Heather Emmel is a partner in Weil’s Capital Markets practice and is based in New York. Ms. Emmel primarily represents private equity and corporate clients globally in debt offerings (including high-yield debt, mezzanine debt and investment grade debt), equity offerings and other capital markets transactions in a variety of industries.
- Gores Holdings III, Inc., a SPAC sponsored by The Gores Group, in its $400 million initial public offering.
- Maxim Integrated Products, Inc., in its $500 million offering of investment grade, senior unsecured notes.
- American Securities in a $500 million offering of senior 144A notes by Air Methods Corporation, to finance in part American Securities' $2.5 billion take-private acquisition of Air Methods.
- Kronos Acquisition Holdings Inc. (a portfolio company of Centerbridge Partners), as the parent of KIK Custom Products, Inc. in its $390 million senior notes offering to finance in part its acquisition by Centerbridge, and KIK Custom Products, Inc. in $500 million of add-on senior secured notes offerings.
- Blackboard, Inc. (a portfolio company of Providence Equity Partners LLC) in its $365 million senior notes offering, and in its $378 million offering to exchange second lien senior secured notes for any and all senior notes of an earlier maturity.
- Ad Hoc Holders of 2019 Notes Issued by Cobalt International Energy, in Cobalt's $617 million exchange of convertible senior notes for new second lien senior secured notes and common stock and its $500 million issuance of new first lien senior secured notes.
- PQ Corporation (a portfolio company of CCMP Capital Advisors) in a $625 million senior secured 144A offering in connection with the reorganization and combination of PQ and Eco Group Services Holdings LLC (also a portfolio company of CCMP Capital Advisors).
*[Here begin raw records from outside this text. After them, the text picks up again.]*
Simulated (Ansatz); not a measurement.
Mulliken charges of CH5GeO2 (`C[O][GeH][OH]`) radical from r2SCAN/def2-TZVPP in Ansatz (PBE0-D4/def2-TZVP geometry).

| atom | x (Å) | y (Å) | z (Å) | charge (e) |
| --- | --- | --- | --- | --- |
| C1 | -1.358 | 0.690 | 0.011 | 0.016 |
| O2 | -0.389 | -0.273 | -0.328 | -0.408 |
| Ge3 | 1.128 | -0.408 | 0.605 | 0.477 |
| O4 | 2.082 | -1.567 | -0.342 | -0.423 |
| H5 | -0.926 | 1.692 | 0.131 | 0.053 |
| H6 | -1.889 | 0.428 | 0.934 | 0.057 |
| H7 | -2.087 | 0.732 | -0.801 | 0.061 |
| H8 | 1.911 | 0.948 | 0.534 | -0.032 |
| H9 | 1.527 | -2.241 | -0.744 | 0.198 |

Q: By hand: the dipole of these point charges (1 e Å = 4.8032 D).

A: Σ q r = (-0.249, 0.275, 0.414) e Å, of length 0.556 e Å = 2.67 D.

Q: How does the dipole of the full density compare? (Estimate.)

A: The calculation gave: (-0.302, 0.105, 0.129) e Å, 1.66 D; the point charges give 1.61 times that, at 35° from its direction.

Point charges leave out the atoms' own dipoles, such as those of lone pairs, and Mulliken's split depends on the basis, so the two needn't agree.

- OMERS Private Equity in a $405 million offering of senior notes to finance its acquisition of The Kenan Advantage Group, Inc.
- Milacron Holdings Corp. (a portfolio company of CCMP Capital Advisors) in its $286 million initial public offering.
- Lantheus Holdings, Inc. (a portfolio company of Avista Capital Partners) in its initial public offering.
- INC Research, LLC (n/k/a Syneos Health, Inc.) (a portfolio company of Avista Capital Partners and Ontario Teachers’ Pension Plan) in its $173 million initial public offering, and Avista Capital Partners and Ontario Teachers’ Pension Plan, as selling shareholders, in aggregate $1.1 billion secondary offerings and buybacks of common shares of INC.
- CCMP Capital Advisors in a $200 million senior notes offering to finance its acquisition of Eco Services.
- CCMP Capital Advisors in a $330 million senior notes offering to finance its acquisition of The Hillman Group
- Centerbridge Partners in a $225 million senior notes offering to finance its substantial minority investment in syncreon Holdings Limited.
- American International Group, Inc. in its $1.4 billion secondary offering of common shares of Springleaf Holdings, Inc. (n/k/a OneMain Holdings, Inc.) (a subsidiary of Fortress Investment Group).
- Milacron (a portfolio company of CCMP Capital Advisors), in a $465 million senior notes offering to finance its acquisition of Mold-Masters Limited.
- CCMP Capital Advisors in a $275 million senior secured notes offering to finance its acquisition of Milacron.
- Thomas H. Lee Partners in a $700 million senior notes offering to finance its acquisition of a majority stake in Party City.
- General Growth Properties (n/k/a GGP, Inc.) and its subsidiary, Rouse Properties, Inc., in its spinoff to its shareholders of 100% of the voting stock of Rouse. Rouse Properties, a newly formed REIT that held a portfolio of retail properties previously owned by GGP, became an independent corporation listed on the New York Stock Exchange.
- Berkshire Partners and OMERS Private Equity in a $570 million senior unsecured notes offering to finance the acquisition of Husky Injection Molding Systems (n/k/a Husky IMS International Ltd.).
- General Growth Properties (n/k/a GGP, Inc.) in its historic $2.3 billion equity offering to fund its emergence from bankruptcy, one of the largest equity offerings by a REIT and the only such offering effectively undertaken while the issuer was in chapter 11.
Ms. Emmel is recognized as a “Highly Regarded” lawyer for Capital Markets: Debt, Equity and High-Yield Debt in the U.S. by IFLR1000 and has been recommended for Capital Markets: High-Yield Debt and Equity by Legal 500 US.
Ms. Emmel received her J.D., magna cum laude, from Southern Methodist University Dedman School of Law where she was an articles editor for the Southern Methodist University Law Review, an M.S.T. from San Jose State University, and a B.A. from the University of California - Santa Barbara. Prior to law school, Ms. Emmel was a Certified Public Accountant in the State of California.